To start, we can ask clarifying questions about the key features and aspects the design should include:
- What is the scale of the product we are building (number of users)?
- How should user feeds be generated? Should they be ordered in any way?
- What kind of data are we expected to support (text, images, video)?
- Should we support updating/editing of posts?
Define functional requirements
Based on the insights gathered from our clarifying questions, we can boil down the primary areas and features of Instagram to the following:
Instagram primarily:
- Allows its wide user base to view and contribute posts on the feed.
- Customizes each feed, based on the user’s following.
Given its primary features, Instagram’s functional requirements include:
- Users can upload images from a mobile client to create a post.
- Users can follow other users.
- Users can view a feed of images.
Define non-functional requirements
When dealing with designs that must satisfy high scale, consider what’s most important for end users and what tradeoffs you’d make. The CAP theorem is a good place to start.
Given the functional requirements, it is safe to assume that the non-functional requirements include:
- High availability
- Scalability
- Low latency
Since it’s not a high priority for users to see the most up-to-date data, we can assume it’s okay for the user to see eventually consistent data. In this case, we could choose availability and fault tolerance over consistency.
Estimate the amount of data
To start, we’ll estimate the amount of storage needed to hold a year’s worth of user data.
- 10M Monthly Active Users
- 2 Photos uploaded per month
- 5MB per photo
Result: 10^7 * 2 * 5MB = 10^8MB = 100TB per month = 1.2PB per year
Next, I’ll compute estimates for the system's QPS number.
- 10M Monthly Active Users
- ~3M Daily Active Users
Write QPS: ~600k photo uploads = 6*10^5/86400 = ~10 uploads per sec
Read QPS: 10 reads per day * 3M DAU / 86400 = ~350 reads per sec
For tips on estimating unknowns, check out Exponent’s Estimation Strategies and Tricks lesson.
Step 2: Design a high-level system
Design the APIs
Because the system does not require the server to independently send or push data to the client, we can use standard REST APIs to facilitate communications between the client and the server.
Below, we can mock some of our REST APIs mapped from our functional requirements.

Design the data model
The system wants to collect/capture 3 different data types:
- User data - Metadata relevant to the users of the application
- Photos - Data related to a user-uploaded post/photo
- User Followers - Stores the relationships between User-to-User
Specific attributes of the data include:
- Photo entries can trace to a specific user
- User followers have a 1:1 mapping
- Photos table will only store metadata and content can be referenced via URL path
Considering the functional requirements, which prioritize relational querying between photos, users, and followers, we can store the data by maintaining a separate table for each data type with foreign key references between them.
Backend services will perform a JOIN operation on the followers and photo tables in order to generate a feed for each unique user request.
The Instagram product relies heavily on the relation between these data types to support fetching user feeds. A common query would be to fetch all photos for a group of (followed) users. Because of this, it would make sense to use a SQL Database to host our data models.

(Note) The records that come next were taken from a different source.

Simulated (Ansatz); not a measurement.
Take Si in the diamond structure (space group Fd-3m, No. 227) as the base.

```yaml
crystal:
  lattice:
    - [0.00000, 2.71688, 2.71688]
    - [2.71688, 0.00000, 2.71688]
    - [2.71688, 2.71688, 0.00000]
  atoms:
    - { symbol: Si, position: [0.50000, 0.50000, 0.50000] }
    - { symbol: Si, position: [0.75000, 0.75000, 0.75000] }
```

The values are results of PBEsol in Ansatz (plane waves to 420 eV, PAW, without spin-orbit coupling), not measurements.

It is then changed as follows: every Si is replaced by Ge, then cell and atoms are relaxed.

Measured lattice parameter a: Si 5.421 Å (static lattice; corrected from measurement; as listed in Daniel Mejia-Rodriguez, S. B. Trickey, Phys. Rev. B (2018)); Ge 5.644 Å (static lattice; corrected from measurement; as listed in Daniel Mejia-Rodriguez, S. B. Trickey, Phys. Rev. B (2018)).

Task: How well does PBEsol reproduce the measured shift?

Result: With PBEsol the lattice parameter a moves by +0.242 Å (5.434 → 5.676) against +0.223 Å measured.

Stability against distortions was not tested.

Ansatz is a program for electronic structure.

Create a high-level design diagram
First, we mock out the core functionality of the system to incorporate all of the functional requirements.
The system below incorporates the following workflows:
- Users can upload images from a mobile client to create a post: Users will issue a request to the Write App Server, which will write post metadata and the photo to the databases.
- Users can follow other users: Similar to above, the Write App Server will process follow requests and write the relation to the Follows table in the database.
- Users can view a feed of images: In this workstream, the user issues a request to the Read App server, which will query the Database for all posts belonging to the users they follow.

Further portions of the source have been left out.